Re: Mind: Mulitasking
- Subject: Re: Mind: Mulitasking
- From: kluoto@divi.com (Kurt Luoto)
- Date: Fri, 6 Dec 1996 10:52:17 -0800
Duncan_Philps-Tate@europe.notes.pw.com wrote:
>
> >"can our mind multitask several tasks?"
>
> For an interesting discussion of a big time scientist investigating this,
take
> a look in Richard Feynman's "Surely you're joking Mr Feynman" (hey the whole
> damn book is worth reading - Feynman is very humourous and the section on how
> he got the truth out of NASA on the shuttle disaster investigation is
important
> to people concerned about integrity in management).
>
> RF describes getting interested in this and experimenting on himself by
finding
> out what else he can do while counting seconds and how accurately he can
> maintain the timing. In brief he found he could get pretty accurate on
> timekeeping, and maintain it while doing other tasks, providing (and this is
> the interesting NLP bit) the rep systems didn't conflict. That is, if doing
the
> time keeping in internal auditory, he could do visual or physical tasks but
> couldn't maintain a conversation and timekeeping at same time. Can't
remember
> whether he could read or not concurrently. So, being Feynman, he then tried
> switching to watching the seconds go past on his internal screen - now he can
> do the auditory task but not the visual. He wrtes it much better and I've m
> issed out on the scrapes he gets into while concentrating on two things at
once.
>
> So there you go.
>
> Duncan
Yes! I found the anecdote most reminiscent of NLP. Just to fill in a
little more, he did the experiment as a student, out of doubt and
curiosity concerning an article he had read by some author who
hypothesized (based on observing his wife in a fever) that our sense of
passage of time (and hence our ability to estimate it) distorts
according to our internal body temperature. So RF "calibrated" his
time-estimating ability while at rest, and then exercised vigorously
(running up and down the house stairs) in order to heat up his body,
then calibrated again. He found no difference.
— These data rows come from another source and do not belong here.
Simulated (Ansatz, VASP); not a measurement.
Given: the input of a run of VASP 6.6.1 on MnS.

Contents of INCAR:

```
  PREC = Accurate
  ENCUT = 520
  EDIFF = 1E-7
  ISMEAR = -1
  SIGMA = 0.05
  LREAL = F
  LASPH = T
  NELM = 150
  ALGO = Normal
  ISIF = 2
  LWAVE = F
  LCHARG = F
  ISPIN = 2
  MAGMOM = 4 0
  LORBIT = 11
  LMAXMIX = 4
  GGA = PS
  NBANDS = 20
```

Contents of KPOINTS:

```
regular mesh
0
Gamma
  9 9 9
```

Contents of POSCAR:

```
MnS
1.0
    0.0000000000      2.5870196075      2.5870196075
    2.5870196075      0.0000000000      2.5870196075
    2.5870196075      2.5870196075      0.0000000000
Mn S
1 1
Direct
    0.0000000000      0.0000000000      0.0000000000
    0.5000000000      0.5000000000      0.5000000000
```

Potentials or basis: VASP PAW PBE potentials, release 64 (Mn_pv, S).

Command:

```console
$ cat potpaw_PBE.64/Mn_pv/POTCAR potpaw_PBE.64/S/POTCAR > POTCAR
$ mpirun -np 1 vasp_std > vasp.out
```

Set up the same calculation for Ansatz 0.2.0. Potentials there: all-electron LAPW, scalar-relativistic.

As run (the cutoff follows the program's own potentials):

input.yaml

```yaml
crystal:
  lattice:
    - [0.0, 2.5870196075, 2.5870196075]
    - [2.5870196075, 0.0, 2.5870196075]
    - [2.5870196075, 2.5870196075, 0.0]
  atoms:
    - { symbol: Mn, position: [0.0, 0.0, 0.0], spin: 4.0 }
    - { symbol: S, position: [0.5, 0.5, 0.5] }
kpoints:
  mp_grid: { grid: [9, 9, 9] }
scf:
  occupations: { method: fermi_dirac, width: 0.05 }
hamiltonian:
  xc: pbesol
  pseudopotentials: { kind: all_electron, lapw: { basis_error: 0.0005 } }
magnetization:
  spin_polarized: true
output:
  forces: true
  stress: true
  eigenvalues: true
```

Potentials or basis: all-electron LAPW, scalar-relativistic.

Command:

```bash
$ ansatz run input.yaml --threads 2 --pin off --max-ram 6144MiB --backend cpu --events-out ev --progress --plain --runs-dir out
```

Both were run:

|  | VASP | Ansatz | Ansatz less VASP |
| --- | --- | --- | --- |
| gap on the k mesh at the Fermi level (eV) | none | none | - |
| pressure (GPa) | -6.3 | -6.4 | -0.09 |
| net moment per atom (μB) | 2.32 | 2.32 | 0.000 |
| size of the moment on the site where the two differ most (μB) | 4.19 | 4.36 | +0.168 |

When his roomates asked what he was doing, he explained, and so they
calibrated everyone's time-estimating ability, under various
conditions. During the course of this they noticed that *most* of them
could not converse and count time both at the same time.
RF and the others were most puzzled, though, that one of the roomates
claimed he could converse just fine while counting (while at the same
time he had other, different limitations). At first RF was
incredulous, but after the roomate demonstrated the ability to
everyone's satisfaction, only then did they dig into the question of
just *how* he managed to do this, leading eventually to representation
systems, and discovered that this one guy used a visual clock while the
others used internal voice. And then RF found that he could use the
visual rep as well if he tried, and could then get the same results.
Modelling, extracting and installing strategies ... shades of NLP!
I believe they also experimented with a kinesthetic (tactile) counting
method as well. From the anecdote it appeared that whichever rep
system was used to do the counting "used up" or fully occupied that
"channel". You could do things in parallel in different rep systems,
but not more than one thing at a time in any one rep system.